Since coming home I have been busy shocking oats and I find that shocking, like every other occupation on the farm, has undergone a change. The shocks of my earliest recollection were works of art in their way. Although I am woefully lacking in specific information regarding these old-time shocks, I have a very distinct impression that they meant more than merely a convenient pile of sheaves set up to dry. Those old shocks, as I remember them, were made in two shapes and sizes. There were ten-sheaf shocks built in a straight line in which two sheaves were braced against each other in a way that is still customary. Then there was a round shock made of thirteen sheaves, twelve in the pile, and the thirteenth placed on the top with both ends spread out so as to make a kind of thatch roof. My impressions are vague, but I am setting them forth in the hope that some one who really knows will set me right so that a bit of information of pioneer days may be preserved. Those old-time shocks invariably had the same number of sheaves made as nearly as possible of the same size, and a definite number of them were supposed to represent a fair day's work, but just how many I cannot say. They served to keep tally as well as to preserve the grain, but these modern shocks of the kind I threw together are not ornamental and no more useful than the law demands. After some of them were put up I held my breath and moved away on tiptoe for fear of shaking them over. The number of sheaves in each one depended on the thickness of the sheaves at the point where I began my building operations. They are altogether too sketchy in appearance to serve as models for an agricultural implement poster, but it doesn't matter much, as there are no signs even of "local thunderstorms," and we intend to begin hauling in to-morrow.

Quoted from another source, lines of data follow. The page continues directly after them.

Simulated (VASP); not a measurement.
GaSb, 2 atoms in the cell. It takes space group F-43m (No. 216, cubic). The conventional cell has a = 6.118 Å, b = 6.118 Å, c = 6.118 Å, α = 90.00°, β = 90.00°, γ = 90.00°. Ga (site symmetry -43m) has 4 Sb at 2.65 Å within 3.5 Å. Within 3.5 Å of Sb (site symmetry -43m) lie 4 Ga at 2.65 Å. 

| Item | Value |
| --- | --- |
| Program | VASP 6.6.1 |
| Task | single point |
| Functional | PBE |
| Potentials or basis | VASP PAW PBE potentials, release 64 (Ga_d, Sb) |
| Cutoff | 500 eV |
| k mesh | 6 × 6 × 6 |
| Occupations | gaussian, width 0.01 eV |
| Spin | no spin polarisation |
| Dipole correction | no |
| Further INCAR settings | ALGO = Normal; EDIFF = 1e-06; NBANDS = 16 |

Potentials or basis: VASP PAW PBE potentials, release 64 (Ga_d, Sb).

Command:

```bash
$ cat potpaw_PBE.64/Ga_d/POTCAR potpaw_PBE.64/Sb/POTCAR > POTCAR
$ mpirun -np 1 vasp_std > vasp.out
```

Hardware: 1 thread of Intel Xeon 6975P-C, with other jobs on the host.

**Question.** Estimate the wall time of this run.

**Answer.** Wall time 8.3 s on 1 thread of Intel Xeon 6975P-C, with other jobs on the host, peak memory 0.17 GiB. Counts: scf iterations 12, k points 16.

My personal recollection of sheaves covers practically their whole evolution. Although the first reaping I remember was done with a horse-killing machine which carried two men, one of whom swept the sheaves off the table with a rake, I had a chance to see the work of some belated sickle men. In new land that was too stumpy for machines, or even successful work with the cradles, sickles were used. As the sickle men cut the wheat in handfuls, they were able to lay every straw in its place and make sheaves that for square butts and compactness surpassed any that can be turned out by the self-binders. They also made sheaves of practically the same size. Those who followed the cradles were apt to make big sheaves where the crop was heavy and little sheaves where it was light, and the swath would have to be raked for a considerable distance to get a proper bundle. There was also an artistic carelessness about the sheaves made with a self-rake machine, but the binder of to-day makes them all of the same size—a fact which makes the handling of sheaves much more convenient. Before leaving this subject I wish some one would tell me just why binders are made to go in the opposite direction to mowers. I can see no reason for this, and no one of whom I have asked has been able to offer an explanation.
Threshing is now in progress in all parts of the country, and as soon as we have that well in hand you may bring on your politics as fast as you like. The indications are that the yield of speeches is going to be large and weedy, but whether our statesmen will thresh out any No. 1 hard ideas remains to be seen. Already there are indications that flails may be used in the threshing by some of the workers. Moreover, I have noticed that, although it is hard to get good hired men on the farm, political hired men are cheap and plentiful. But enough of this.
Aug. 15.—"Do bees pay?"
"They do. For the amount of the investment, and the labour required, they pay better than anything else a man can raise."
"Then why doesn't everybody raise bees?"—(At this point the fight begins.)
Those who are able to handle bees successfully always laugh at those who are not—the whole thing seems so simple to them. On the other hand, those who have tried and failed are liable to ruffle up when they hear bees mentioned, as if they could still feel the stings. In such a discussion an enthusiast on bees who has at the time of writing a cauliflower ear due to a bee sting may be expected to tell the truth. Therefore perpend.
Bees certainly pay, if given a ghost of a show. Any one who keeps an eye on the farmer's sales in the spring can buy good, strong hives for five dollars each. If he has the proper appliances, and gives the necessary attention at the right time, such a hive may reasonably be expected to yield ten dollars' worth of honey, at least two swarms, that, if properly hived, will each be as valuable for another year as the parent hive, and that may yield in the first year another ten dollars' worth of honey. As a handy man can make his own hives and can buy the fittings (frames for the honeycomb, pound sections, etc.) very cheaply, the actual money investment need not be large. The time investment is so small that it need not be taken into account—it can be credited to that indefinite part of farm work called "chores." Let us now see how this figures out. Expenses:—Parent hive, $5; extra hives, appliances, etc. (say), $5. Returns:—Honey, $20; three colonies of bees worth $5 each, $15, total $35; profit, $25. Can you beat it? If a company were formed to handle bees on that basis the prospectus would be excluded from the mails, and very properly, for the business seldom works out that way. A successful bee-handier seems to be born, not made.
"Don't you feel frightened when bees light on your hands and face?" a successful bee-keeper was asked.